PETER THOMSON: It's called the American Clean Energy and Security Act of 2009. That title is all about the bill's domestic audience, the broad and fragile coalition that will have to be strung together if there's a hope that its 932 pages will ever make it to President Obama's desk. The bill is still a committee draft released late last week, but just getting to this point has taken enormous political wrangling. Starting with the election of Barack Obama last fall who promised strong action on climate change followed by the wresting of a key house committee chairmanship away from a long-standing opponent of strong climate legislation. Then months of horse trading among committee members, even among Democrats who represent sharp regional differences on climate and energy policy. To get agreement among Democrats on the energy and commerce committee, new chair Henry Waxman had to back away from some of the toughest short-term targets. And that's left a number of green groups saying that the bill has lost its teeth and is insufficient to meet the growing urgency of climate change. But the bill does include most of what President Obama asked for, a hard cap on emissions that would tighten over time leading to an 80% reduction in carbon emissions by 2050. A market based mechanism for trading the right to emit those greenhouse pollutants, and an auction for at least some of those pollution credits, which would provide revenue to subsidize clean energy and offset some of the costs of cutting pollution. And many say it's a compromise they and the rest of the world can live with.

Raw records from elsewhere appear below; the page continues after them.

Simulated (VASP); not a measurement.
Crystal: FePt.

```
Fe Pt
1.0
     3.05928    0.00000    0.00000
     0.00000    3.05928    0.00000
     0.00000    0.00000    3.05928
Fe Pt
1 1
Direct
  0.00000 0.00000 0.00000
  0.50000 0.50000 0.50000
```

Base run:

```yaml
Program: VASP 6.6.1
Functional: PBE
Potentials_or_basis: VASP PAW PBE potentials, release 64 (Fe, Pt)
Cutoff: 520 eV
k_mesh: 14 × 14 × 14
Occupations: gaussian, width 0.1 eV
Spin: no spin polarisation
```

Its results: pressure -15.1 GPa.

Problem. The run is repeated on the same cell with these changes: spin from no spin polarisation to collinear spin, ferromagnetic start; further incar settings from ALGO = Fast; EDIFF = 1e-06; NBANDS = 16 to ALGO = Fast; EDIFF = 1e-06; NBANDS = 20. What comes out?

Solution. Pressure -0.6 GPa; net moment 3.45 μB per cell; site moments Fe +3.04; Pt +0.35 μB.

TREVOR HOUSER: The Waxman Bill probably comes about as close as to what the current politics in the U.S. will allow.
THOMSON: That's Trevor Houser, a visiting fellow at the Peterson Institute for International Economics in Washington. The U.S. is the world's largest historic greenhouse polluter, but the country has been notoriously unwilling to sign the Kyoto Climate Treaty or otherwise limit emissions, and that's caused a log jam in international movement on the issue. Obama's election and the Congressional sweep by Democrats last fall raised hopes that would finally change and Trevor Houser says that quibbling over details aside a new bill would give much of the rest of the world what it's looking for from the U.S. Houser says that the Europeans, for instance, are eager for the U.S. to adopt a cap-and-trade system for pollution credits.
HOUSER: Because with the cap-and-trade system, which Europe has already adopted, the cost of that cap-and-trade system is in part affected by how big the system is. So the bigger the market you get, the lower your costs are. And so for the Europeans, they're very interested in seeing the U.S. adopt a cap-and-trade system in the hopes that they'll be able to integrate with our market.
THOMSON: Houser says that the developing world, meanwhile, is most concerned about guarantees of assistance from the U.S. and U.S.-based companies.
HOUSER: So there's quite a bit in the bill for a significant amount of international offsets and so those offsets are the mechanism by which financing of emission reductions in developing countries would occur.
THOMSON: And for William Chandler, the Director of the Energy and Climate Program at the Carnegie Endowment for International Peace, the biggest impact of the bill may be less in the details than in the fact that it's being brought up in Congress at all. He says that it's going to turn the tables on countries like China.
WILLIAM CHANDLER: The U.S. is no longer saying to China, "You have to tell us what you're going to do first before we're willing to make a commitment. We're gonna make a commitment because that's what a leader does and then we're gonna work with you to pull you into a global agreement because that's what's necessary to protect us all.
THOMSON: And Chandler says the U.S.'s willingness to move on its own gives it tremendous leverage heading into the new global climate negotiations in Copenhagen next winter. The fate of the Waxman-Markey Bill is very uncertain. It faces hostility on both sides of the aisle. But the Obama Administration holds a crucial card that could affect the outcome, the ability to unilaterally regulate greenhouse gases under the Clean Air Act. Even congress people who oppose Waxman-Markey may prefer its compromises to the potentially uncompromising fiat of the EPA. For The World, I'm Peter Thomson.